Hello,
My training setup consists of 1 worker with multiple remote environments but I am having trouble with accessing the environment. Following the curriculum example on docs(dot)ray(dot)io, remote vector environments do not have a ‘env’ attribute directly. As far as I can tell, remote vector environments are grouped together as a list per worker. There is a function ‘get_unwrapped()’ in the BaseEnv class but that is not implemented for the remote environments. I tried accessing the ‘env’ attribute directly but the remote aspect of actors complicate things (at least for me).
Please see a simple reproduction script with the following error.
import ray, gym
from ray import tune
from ray.rllib.agents.ppo import DEFAULT_CONFIG as PPO_DEFAULT_CONFIG, PPOTrainer, PPOTFPolicy
from ray.rllib.agents.callbacks import DefaultCallbacks
class MyEnv(gym.Env):
def __init__(self, env_config):
self.action_space = gym.spaces.Box(0, 1, shape=(1,))

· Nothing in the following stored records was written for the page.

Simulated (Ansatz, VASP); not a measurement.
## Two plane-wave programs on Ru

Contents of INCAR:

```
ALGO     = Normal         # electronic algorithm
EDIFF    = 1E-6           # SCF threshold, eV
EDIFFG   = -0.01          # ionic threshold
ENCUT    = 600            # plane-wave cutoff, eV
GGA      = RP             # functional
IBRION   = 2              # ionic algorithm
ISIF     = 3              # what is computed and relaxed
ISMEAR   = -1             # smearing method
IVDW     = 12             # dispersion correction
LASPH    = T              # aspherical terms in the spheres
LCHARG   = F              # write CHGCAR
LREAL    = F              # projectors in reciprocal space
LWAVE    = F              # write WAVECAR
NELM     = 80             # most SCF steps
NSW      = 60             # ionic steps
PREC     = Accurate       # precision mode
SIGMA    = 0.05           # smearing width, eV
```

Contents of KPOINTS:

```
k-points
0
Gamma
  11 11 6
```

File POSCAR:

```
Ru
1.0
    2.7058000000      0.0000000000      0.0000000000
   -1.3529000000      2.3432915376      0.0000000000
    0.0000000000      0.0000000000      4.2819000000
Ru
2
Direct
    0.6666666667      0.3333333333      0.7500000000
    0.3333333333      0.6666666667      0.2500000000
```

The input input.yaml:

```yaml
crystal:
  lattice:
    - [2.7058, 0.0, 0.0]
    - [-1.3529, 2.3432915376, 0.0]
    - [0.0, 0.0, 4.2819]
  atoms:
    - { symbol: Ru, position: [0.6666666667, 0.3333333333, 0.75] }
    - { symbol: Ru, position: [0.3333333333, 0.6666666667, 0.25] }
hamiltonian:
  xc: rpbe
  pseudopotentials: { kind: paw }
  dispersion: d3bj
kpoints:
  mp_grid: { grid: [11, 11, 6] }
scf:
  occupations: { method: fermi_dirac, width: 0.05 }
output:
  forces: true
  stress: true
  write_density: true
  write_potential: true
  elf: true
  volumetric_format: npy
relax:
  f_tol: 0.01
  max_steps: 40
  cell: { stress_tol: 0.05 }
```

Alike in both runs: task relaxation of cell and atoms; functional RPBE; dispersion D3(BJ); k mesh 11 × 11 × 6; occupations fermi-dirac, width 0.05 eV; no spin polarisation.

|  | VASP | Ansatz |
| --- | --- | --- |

self.observation_space = gym.spaces.Box(0, 1, shape=(2,))
self.phase = 1
def reset(self):
self.steps = 0
return self.observation_space.sample()
def step(self, action):
self.steps += 1
return self.observation_space.sample(), 0, self.steps > 10, {}
def set_phase(self, phase):
print("Phase set: {}".format(phase))
self.phase = phase
class MyCallbacks(DefaultCallbacks):
def on_train_result(self, **kwargs):
""" Curriculum learning as seen in Ray docs """
result = kwargs["result"]
if result["episode_reward_mean"] > 200:
phase = 0
else:
phase = 1
trainer = kwargs["trainer"]
trainer.workers.foreach_worker(
lambda ev: ev.foreach_env(
lambda env: env.set_phase(phase))) # Problem when remote_worker_envs = True
config = PPO_DEFAULT_CONFIG.copy()
config["env"] = MyEnv
config["num_workers"] = 0
config["num_envs_per_worker"] = 2
config["remote_worker_envs"] = True # Culprit
config["callbacks"] = MyCallbacks
ray.init(num_gpus=1)
ray.tune.run(
PPOTrainer,
config=config,
)
AttributeError: 'RemoteVectorEnv' object has no attribute 'set_phase'
Instead, remote_worker_envs = False
runs fine.
I tried accessing the env via the actors by:
def on_train_result(self, **kwargs):
""" Curriculum learning as seen in Ray docs """
result = kwargs["result"]
if result["episode_reward_mean"] > 200:
phase = 0
else:
phase = 1
trainer = kwargs["trainer"]
def update_phase(env):
for actor in env.actors:
actor.env.set_phase(phase)
trainer.workers.foreach_worker(
lambda ev: ev.foreach_env(
lambda env: update_phase(env)))
But this gives the following error:
AttributeError: 'ActorHandle' object has no attribute 'env'
The question is again: how do you access the individual environments?
Thanks in advance